It’s frustrating to hear her speak of the reality of what it means to be a woman in this faith. I think it’s her intention to let other women know they aren’t alone in feeling like they belong to a man’s church but I’m curious what this audience thinks she is trying to say, and why do you think she’s saying it?

The audio is compiled from episode 576 of the Mormon Stories podcast.

(Via Thoughts on Things and Stuff)

2 thoughts on “What LDS Women Get?

  1. Sister Handy is trying to describe a feeling of futility many of us have experienced at one time or another in the church. I don’t know that she is trying to argue a point, more just explaining how she has come to this view and her feelings of discouragement.

    Culturally we are still shaking off the idea that a woman’s identity is dependent on the dominant male in her life (father, husband, son, etc.). Theologically we still have vestiges of that philosophy. Although we know Heavenly Mother exists, details about her are considered inconsequential – our relationship with Heavenly Father is paramount.

    We are instructed doctrinally that our highest calling in this life is that of a mother. Men are similarly instructed that their highest calling is that of father, but culturally we have evidence to the contrary. Men are revered for their contributions to church and community – contributions outside the home. Prophets and apostles are noted for spiritual contributions, not for their prominence as patriarchs in their families. Women are still ofen rebuked by both men and women for desires to make contributions outside the home – only if motherhood is unavailable is it considered acceptable. Examples of faithful women in the church (Lucy Mack Smith, Mary Fielding Smith, Eliza R. Snow, etc.) almost always have familial association to prominent male leaders (mothers and wives). Prophets typically choose their own mothers for female examples of righteousness. (An important note is that many women are very comfortable in this view of motherhood – this is where their talents lie and where they feel most fulfilled and can make their greatest contribution. Those women cannot fathom why other women may feel desires to make geater contributions outside the home, so they see those desires as misplaced.)
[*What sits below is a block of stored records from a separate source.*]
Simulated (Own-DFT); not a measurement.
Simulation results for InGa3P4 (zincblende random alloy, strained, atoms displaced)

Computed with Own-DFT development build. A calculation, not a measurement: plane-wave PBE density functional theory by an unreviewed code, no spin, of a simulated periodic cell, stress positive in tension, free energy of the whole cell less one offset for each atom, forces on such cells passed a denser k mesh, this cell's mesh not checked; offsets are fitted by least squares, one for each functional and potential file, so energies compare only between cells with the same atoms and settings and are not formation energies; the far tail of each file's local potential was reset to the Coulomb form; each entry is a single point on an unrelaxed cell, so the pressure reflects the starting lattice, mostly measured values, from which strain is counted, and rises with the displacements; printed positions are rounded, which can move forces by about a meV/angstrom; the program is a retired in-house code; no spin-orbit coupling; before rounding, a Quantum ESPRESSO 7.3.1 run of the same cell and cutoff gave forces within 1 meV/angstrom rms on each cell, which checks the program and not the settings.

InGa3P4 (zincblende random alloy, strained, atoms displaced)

    A mother’s faithfulness is considered the foundation for the faithfulness of her children, like in the story of the stripling warriors. That leads to the mistaken belief that if a child has a weak testimony or leaves the church, the mother’s faith was clearly deficient (that’s where Sister Handy goes into the idea that even some of Heavenly Mother’s children fell away – did that indicate she was a failure?). Righteous children are evidence of a woman’s success.

    The case of Elder Stevenson shows that a woman’s primary role is to support her husband’s public endeavors, even when she has no say in what those endeavors might be. She’s supposed to be happy to be along for the ride. Churchwise, women are dependent on men for saving ordinances. Eve accesses those ordinances through Adam, just as we access the highest ordinances through our husbands (endowment and veil ceremony as examples).

    Obviously I’m not wild about a lot of these doctrinal and cultural assumptions, but I’m confident that we’re working with some very limited knowledge. I believe further light and knowledge will clear up the more disturbing elements, but I’m not expecting it to happen anytime soon.

  2. My intent was to convey that our church adopted the cultural attitudes about women in the 1830’s and then codified it to be DOCTRINE.

    It is culture that keeps our women of all ages only hearing about the “gifts heavenly father has given them” and “how pleased heavenly father will be”. If we have a mother in heaven, she should be presented in the same way we present a mother and father in the home today.

    “your heavenly parents are proud of you”

    “your heavenly parents have blessed you with talents and gifts.”

    to continue in ignorance of 50% of deity and then demand that girls must become like her — meaning they must become-INVISIBLE, is the recipe for depression, loss of hope, isolation, loneliness and more.

    Why is motherhood so important, but clearly not for our heavenly mother? These questions need to be asked. Ask and ye shall receive.

    Why won’t our leaders ask?

    Instead, rumor, misinformation and polygamy cloud the discussion and women feel isolated.

    Our culture needs to adapt. Our young women shouldn’t have to chant “we are daughters of a heavenly father who loves us and we love him”

    Our relief society should not have as a theme, “We are beloved spirit daughters of God”

    These statements should be considered apostasy as they deny the existence of eternal families and eternal marriages. They deny the existence of a heavenly mother.